Before her life was saddened by the untimely loss of her husband the Queen was the leader of English society, and her influence was, as may be imagined, thoroughly wholesome and good. She was all her life a deeply religious woman, and though her observance of Sunday was strict, she never allowed it to become a day of penance. Her religion was ‘humane’ - indeed, her intense sympathy with all sorrow and suffering was one of her supreme virtues, and her early upbringing made her dislike all elaborate forms of ceremony during the service. When in the Highlands she always attended the simple little Presbyterian church, where the congregation was, for the most part, made up of the inhabitants of the neighbourhood.

It is this simplicity and ‘homeliness’ of the Queen which were so often misunderstood by those who could not realize how much she was at one with her people. The Queen was never more happy than when she was visiting some poor sufferer and comforting those in sorrow. Her memory for the little events which made up the lives and happiness of those far below her in social rank was amazing. She was a great and a truly democratic Queen. She gave the greater portion of her Jubilee present toward a fund to establish institutions to provide nurses for the sick poor.

During the latter years of her reign, when she was less and less to be seen at public functions and ceremonies, many complaints were made about her reputed neglect of royal duties. She felt the injustice of such statements very keenly and with good reason. No allowances were made for her poor health, for her years, for the family losses which left her every year more and more a lonely woman. Her duties, ever increasing in number and extent, left her no time, even if she had possessed the inclination, to take part in pomp and ceremony.

The outburst of loyalty and affection on the occasion of her two Jubilee celebrations proved that she still reigned supreme in the nation’s heart.

The Queen was not only a great monarch, but also a great statesman. Consider for a moment the many and bewildering changes which took place in her own and other countries during her reign. Our country was almost continually at war in some portion of the globe. The British Army fought side by side with the French against Russia in the Crimea, and against the rebels in the Indian Mutiny; two Boer wars were fought in South Africa in 1881, and 1899-1902. There were also lesser wars in China, Afghanistan, Abyssinia, Zululand and Egypt.

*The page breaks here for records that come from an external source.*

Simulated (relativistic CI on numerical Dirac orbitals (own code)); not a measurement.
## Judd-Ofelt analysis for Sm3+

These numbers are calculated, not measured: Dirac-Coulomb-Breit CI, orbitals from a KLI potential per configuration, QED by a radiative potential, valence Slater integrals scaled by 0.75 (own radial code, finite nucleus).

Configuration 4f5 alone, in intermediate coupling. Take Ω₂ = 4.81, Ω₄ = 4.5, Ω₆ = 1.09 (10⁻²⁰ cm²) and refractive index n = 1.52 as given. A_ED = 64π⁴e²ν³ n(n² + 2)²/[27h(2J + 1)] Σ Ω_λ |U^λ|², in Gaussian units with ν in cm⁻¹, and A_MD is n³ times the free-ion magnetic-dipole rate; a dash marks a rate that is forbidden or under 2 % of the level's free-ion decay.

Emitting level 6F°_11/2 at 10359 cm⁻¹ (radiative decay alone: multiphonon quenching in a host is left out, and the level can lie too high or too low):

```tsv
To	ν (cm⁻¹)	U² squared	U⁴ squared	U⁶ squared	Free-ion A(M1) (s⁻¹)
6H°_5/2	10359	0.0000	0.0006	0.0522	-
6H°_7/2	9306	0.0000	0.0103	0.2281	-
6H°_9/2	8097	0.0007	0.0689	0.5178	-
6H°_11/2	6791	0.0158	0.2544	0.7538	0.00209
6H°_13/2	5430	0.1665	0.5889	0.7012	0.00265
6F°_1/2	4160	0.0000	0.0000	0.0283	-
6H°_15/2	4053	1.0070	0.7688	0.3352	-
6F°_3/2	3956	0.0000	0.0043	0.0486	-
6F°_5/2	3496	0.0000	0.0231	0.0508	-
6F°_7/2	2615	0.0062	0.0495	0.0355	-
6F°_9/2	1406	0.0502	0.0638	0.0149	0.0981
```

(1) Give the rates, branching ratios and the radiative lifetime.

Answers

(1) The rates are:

The Queen lived to see France change from a Monarchy to a Republic; to see Germany beat France to her knees and become a united Empire, thanks to the foresight of her great statesman Bismarck, and her great general von Moltke. During the same year (1870) the Italian army entered Rome, as soon as the French garrison had been withdrawn, and Italy became a united country under King Victor Emmanuel.

Despite the fact that the map of Europe was continually changing, England managed to keep clear of international strife, and this was in no small degree due to the personal influence of the Queen.

The England of her early years would be an absolutely foreign country to us, if by some magic touch we were to be transplanted back down the line of years. It was different in thought, feeling, and outlook. The extraordinary changes in the modes of travelling, by means of which numbers of people who had never even thought of any other country beside their own, were enabled to visit other lands, broke down, bit by bit, the barrier between the Continent and ourselves. England became less of an insular and more of a continental power.

The social changes were, as has been shown, all for good. Education became not the privilege of the few but the right of all who wished for it. Step by step the people gained in power and in the right to govern themselves. The idea of citizenship, of a patriotism which extended beyond the narrow limits of these isles, slowly took root and blossomed. Through all these manifold changes the Queen reigned, ever alert, and even in her last years taking the keenest interest in the growth of her mighty kingdom.

“The use of the Queen in a dignified capacity is incalculable,” declared Walter Bagehot in his famous essay on
 
The English Constitution
. He continues: “Without her in England, the present English Government would fail and pass away.” It is interesting to read the reasons which such a clear and distinguished thinker gives to explain the hold which the Monarchy retains upon the English nation as a whole.

Firstly: there is the Family, of which the Queen is the head; the Nation looks upon her as its mother, witness its enthusiasm at the marriage of the Prince of Wales.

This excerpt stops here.